I have a deep love for the game of cricket. I played to county level as a teenager, and I know what cricket can do to unite communities. Cricket is a sport of which the UK can be proud. It is enjoyed by schoolboys and girls, and by spectators who may be immobile in their home. I am proud to be talking about such an important issue today.

From what we have already heard, we can agree that the situation surrounding Durham county cricket club is serious and has ramifications beyond the club. Nobody disputes that the club found itself in difficult financial circumstances, but it is fair to say that the rescue package offered by the England and Wales Cricket Board has satisfied few people. It will not be lost on people involved with the club that the ECB has said openly that it hopes that its action will serve as a deterrent to other clubs. Although the club’s immediate future appears safe, it has been stripped of the ability in the long term to generate additional revenue through prestigious test match fixtures under an ECB-mandated ban, depriving up to 15,000 people per match across the region of the opportunity to see English cricket at the very top level.

As we have heard, the knock-on effect to local businesses will be substantial. Businesses benefit hugely from the test series, which brings sell-out crowds and overseas visitors. Publicans and hotel owners have already remarked how their businesses will be hit due to lower footfall, at a time when people in the local tourism industry are already concerned about what will happen post-Brexit.

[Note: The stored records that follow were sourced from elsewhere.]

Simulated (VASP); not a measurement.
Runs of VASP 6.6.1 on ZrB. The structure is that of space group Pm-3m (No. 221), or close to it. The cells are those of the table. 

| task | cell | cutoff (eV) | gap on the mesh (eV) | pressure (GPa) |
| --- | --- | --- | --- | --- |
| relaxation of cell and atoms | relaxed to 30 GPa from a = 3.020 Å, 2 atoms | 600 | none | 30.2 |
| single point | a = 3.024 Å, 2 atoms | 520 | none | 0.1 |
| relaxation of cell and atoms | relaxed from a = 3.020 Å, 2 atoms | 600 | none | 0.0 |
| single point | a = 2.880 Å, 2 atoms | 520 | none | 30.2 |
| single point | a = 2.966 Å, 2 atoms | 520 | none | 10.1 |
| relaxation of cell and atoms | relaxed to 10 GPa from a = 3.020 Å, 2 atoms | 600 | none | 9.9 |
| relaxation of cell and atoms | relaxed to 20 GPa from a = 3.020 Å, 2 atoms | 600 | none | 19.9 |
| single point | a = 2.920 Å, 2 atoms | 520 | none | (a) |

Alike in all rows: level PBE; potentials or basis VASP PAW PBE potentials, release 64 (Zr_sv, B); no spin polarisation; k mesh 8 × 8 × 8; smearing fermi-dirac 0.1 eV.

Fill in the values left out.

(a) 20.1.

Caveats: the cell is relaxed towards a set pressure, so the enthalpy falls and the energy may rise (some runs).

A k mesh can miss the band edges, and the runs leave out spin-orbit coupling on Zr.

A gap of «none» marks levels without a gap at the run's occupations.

It is welcome that one-day and Twenty20 international cricket will still be played at the Riverside ground. I also welcome Sir Ian Botham as chair of Durham county cricket club, and I wish him the best of luck in restoring the club’s finances and rebuilding it as a leading force in county cricket. However, for many, that is scant relief for a club that has already built an enviable track record in cricket through a much-vaunted academy system and first-class infrastructure. It is highly valued. Despite being the youngest county club in first-class cricket, it has produced excellent former and current England test players, including Paul Collingwood, Ben Stokes and Keaton Jennings, to name a few.

The points deductions for all competitions mean that the club will start in the second division on minus 48 points, which will hamper its ability to be competitive in future as it struggles to keep its star players. In competing at the highest level and providing the ground and infrastructure required by the ECB to host test cricket in the first place, the club appears to have been a victim of its own success. Some may say that it overreached itself in order to compete with Lord’s, the Oval, and Headingley, but questions have been raised about how the ECB has encouraged clubs to blind-bid for test matches, while guaranteeing a quota for London grounds; ultimately, it has not been an equitable or transparent process.

Can the Minister push the ECB to be more open about how county clubs bid on test cricket, to ensure that it is available to everyone throughout the country and not concentrated at a few clubs? Can he also get assurances from the ECB that it is still committed to maintaining first-class cricket in the north-east of England and making it accessible throughout the country? Furthermore, can he also ask the ECB to detail how it came to decide on the severity of the sanctions taken against Durham county cricket club? Given that other first-class clubs have significantly higher debts than Durham did at the time, will the ECB ensure that rules to maintain the stability and competitiveness of the league are evenly applied in future?

As I said from the outset, we cannot ignore Durham county cricket club’s situation. We must have a sustainable financial model for our top-class cricket clubs. However, many top-flight clubs have high debts that would be unsustainable without test matches or wealthy financial backers, while others have experienced financial problems and required local authority backing to sustain them.

The ECB should take action to ensure a more transparent and equitable funding model for top-class cricket, to keep it accessible to all and fair to our clubs. I hope that the Minister has taken note of the many great points made in this debate, and I urge him to give answers that will be satisfactory to everyone here and those who enjoy Durham county cricket club.